Group says implementation of ESA doesn't help salmon; hurts ag
By MITCH LIES
A grower coalition and a group of state agriculture directors have called on the federal Environmental Protection Agency to improve how it carries out the Endangered Species Act.
The coalition on Sept. 16 petitioned the EPA to "take immediate action to establish clear procedures" in how it is implementing mitigation measures to protect salmon from pesticide exposure.
The coalition said EPA's implementation of the act provides no benefits to salmon and ignores provisions in federal law that call for agencies to minimize the impacts on agriculture.
"The magnitude of the damage (to agriculture) could be severe enough to drive fruit, berry, citrus and vegetable growers to foreign countries, costing both jobs and exports," the coalition wrote in a release announcing its petition.
The coalition -- called GET, for Growers for ESA Transparency -- is made up of Western grower associations, including Washington Friends of Farms and Forests, Oregonians for Food and Shelter, Western Growers Association, the California Strawberry Commission, the California Citrus Mutual and California AgriBusiness Presidents Council.
Also, the National Association of State Departments of Agriculture at a meeting in Dover, Del., Sept. 16-20, adopted a resolution calling for EPA to use the best science available in developing mitigation measures for pesticide exposure.
The association called on EPA to consider the economic feasibility of mitigation measures.
Dalton Hobbs, assistant director of the Oregon Department of Agriculture, said the association "is strongly in favor of considering third-party mediation to move forward the consultation process (between the National Marine Fisheries Service and EPA) as a way to get better agreement on the methods and procedures necessary to evaluate the effects of the pesticides on the listed species."
The Washington State Department of Agriculture introduced the resolution, Hobbs said.
The GET petition highlights several EPA actions that clash with Endangered Species Act provisions, including provisions in Section 1010 of the act that requires the opportunity for public comment and calls for EPA to consider "the needs of agriculture and other pesticide users."
"Instead," according to the petition, "end users are left only with an empty promise on the agency's website, last updated Aug. 29, 2007, that the process for public input is under development."
EPA is consulting with NMFS and the U.S. Fish and Wildlife Service under a 2002 court order on mitigating the effects of some pesticides on threatened and endangered salmon runs.
The agency has proposed prohibiting applications of certain pesticides near salmon-bearing waters and streams that feed into them. Current proposed no-spray buffers range from 25 feet to 1,000 feet.

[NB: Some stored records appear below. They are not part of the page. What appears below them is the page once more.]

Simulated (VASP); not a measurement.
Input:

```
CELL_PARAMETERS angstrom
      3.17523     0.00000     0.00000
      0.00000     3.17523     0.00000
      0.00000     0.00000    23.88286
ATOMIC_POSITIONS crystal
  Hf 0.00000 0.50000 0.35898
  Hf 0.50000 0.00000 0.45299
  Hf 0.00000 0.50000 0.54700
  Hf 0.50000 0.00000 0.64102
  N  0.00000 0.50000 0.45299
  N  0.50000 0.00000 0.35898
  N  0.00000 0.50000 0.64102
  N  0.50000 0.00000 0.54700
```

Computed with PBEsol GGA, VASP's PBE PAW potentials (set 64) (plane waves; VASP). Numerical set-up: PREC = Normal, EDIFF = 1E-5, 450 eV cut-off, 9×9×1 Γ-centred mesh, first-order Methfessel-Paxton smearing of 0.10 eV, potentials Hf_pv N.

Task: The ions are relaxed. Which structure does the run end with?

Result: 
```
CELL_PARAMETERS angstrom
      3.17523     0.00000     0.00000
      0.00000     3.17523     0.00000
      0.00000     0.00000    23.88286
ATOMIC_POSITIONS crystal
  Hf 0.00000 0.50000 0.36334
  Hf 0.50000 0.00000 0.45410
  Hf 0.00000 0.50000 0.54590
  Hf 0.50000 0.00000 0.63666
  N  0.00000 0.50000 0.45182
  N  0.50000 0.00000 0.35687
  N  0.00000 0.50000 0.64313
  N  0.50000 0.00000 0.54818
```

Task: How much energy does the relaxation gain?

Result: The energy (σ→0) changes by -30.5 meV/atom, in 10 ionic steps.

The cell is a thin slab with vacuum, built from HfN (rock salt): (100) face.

The coalition wrote that the current consultation process for EPA's registration of pesticides "is not based on the best scientific and commercial data available, excludes input from affected stakeholders, and results in unwarranted restrictions on pesticide products."
Further, "EPA and the Services should be open to receiving information from knowledgeable third parties, and to accord them a greater role in individual consultations from an early stage," the coalition wrote.